Sunday, November 4, 2007
Vincent Van Gogh Starry Night
There has always been a part of me that I see in his life and paintings. Perhaps that is why they have always had special meaning.
I think there are many of us who at times, feel the meaninglessness of life; our own powerlessness and helplessness to make a difference, or be understood on even the most rudimentary level. Watching the video “Vincent's Final Moments” [http://www.youtube.com/watch?v=1fNlBn8KRng] I remembered being there in that same space and wonder why the trigger was never pulled. I suspect it was due, to really not being there, with the deep feelings of the fruitlessness of living and not having even the slightest glimmer of hope remaining, which prevented that final pull of the trigger.
Yet, there was also the knowledge that death is not the end. There is no way to truly end it all. It is then when I find myself in those times of darkness that it is even more painful because, I know there is no way to stop the pain, easily and swiftly.
Of course, there is still a nagging thought, that just maybe, I have never gone to the point where my knowing is that covered in darkness (like it was for Vincent) and it is only a matter of time until I carry out a similar final, and perhaps only, act of true freedom I have within my power to do.
Then I think this is like the thoughts I have had of crossing a street, seeing it clear of traffic and then thinking perhaps, it is all an illusion and there really is a large truck coming down the street which I will be stepping in front of as I step off the curb.
Truth is I do know better, it just my obsessive, questioning mind, which questions even its own sanity and existence. Perhaps what it is I have to explore, share and offer is the shared experience of going to that edge, being able to step off into the void and finding there was never a void after all but, instead a path of firm stone upon which I would be stepping onto. Kind of like the act of faith from the Indiana Jones movie, “Indiana Jones and the Last Crusade”.

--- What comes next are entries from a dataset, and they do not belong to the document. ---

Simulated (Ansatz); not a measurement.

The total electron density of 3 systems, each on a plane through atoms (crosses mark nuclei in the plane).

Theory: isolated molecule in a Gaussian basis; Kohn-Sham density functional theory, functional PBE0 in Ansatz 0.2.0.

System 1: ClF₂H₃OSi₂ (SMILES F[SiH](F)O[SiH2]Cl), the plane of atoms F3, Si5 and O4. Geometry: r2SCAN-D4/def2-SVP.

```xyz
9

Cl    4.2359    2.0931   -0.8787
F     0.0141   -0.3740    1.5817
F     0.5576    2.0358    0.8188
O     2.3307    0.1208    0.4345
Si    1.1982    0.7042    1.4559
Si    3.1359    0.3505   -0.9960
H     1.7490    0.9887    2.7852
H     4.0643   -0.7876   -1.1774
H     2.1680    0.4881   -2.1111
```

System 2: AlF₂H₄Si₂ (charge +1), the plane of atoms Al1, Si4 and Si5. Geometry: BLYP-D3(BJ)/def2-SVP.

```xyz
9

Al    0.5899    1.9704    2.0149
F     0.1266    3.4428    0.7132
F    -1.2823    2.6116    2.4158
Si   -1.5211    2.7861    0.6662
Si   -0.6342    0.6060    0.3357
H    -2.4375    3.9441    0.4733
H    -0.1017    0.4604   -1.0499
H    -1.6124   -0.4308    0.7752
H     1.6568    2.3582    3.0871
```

I am wondering why I am evening writing this, as I am in a very happy, uplifted mood today. It is certainly not a time for time for dark and gloomy thoughts or writings. Guess it all started when I saw the first video “Starry Night” earlier today in an email I got. It did resonate with me and the darker part of who sometimes feel I am. It also reminded me of the importance of that faith in the universal spirit, who I am and who we are; which should always be remembered no matter how dark, lonely, empty and hopeless; it all seems to be.
Perhaps I just need to put a reminder on my forehead (or trigger finger) to remind me, so I don’t forget.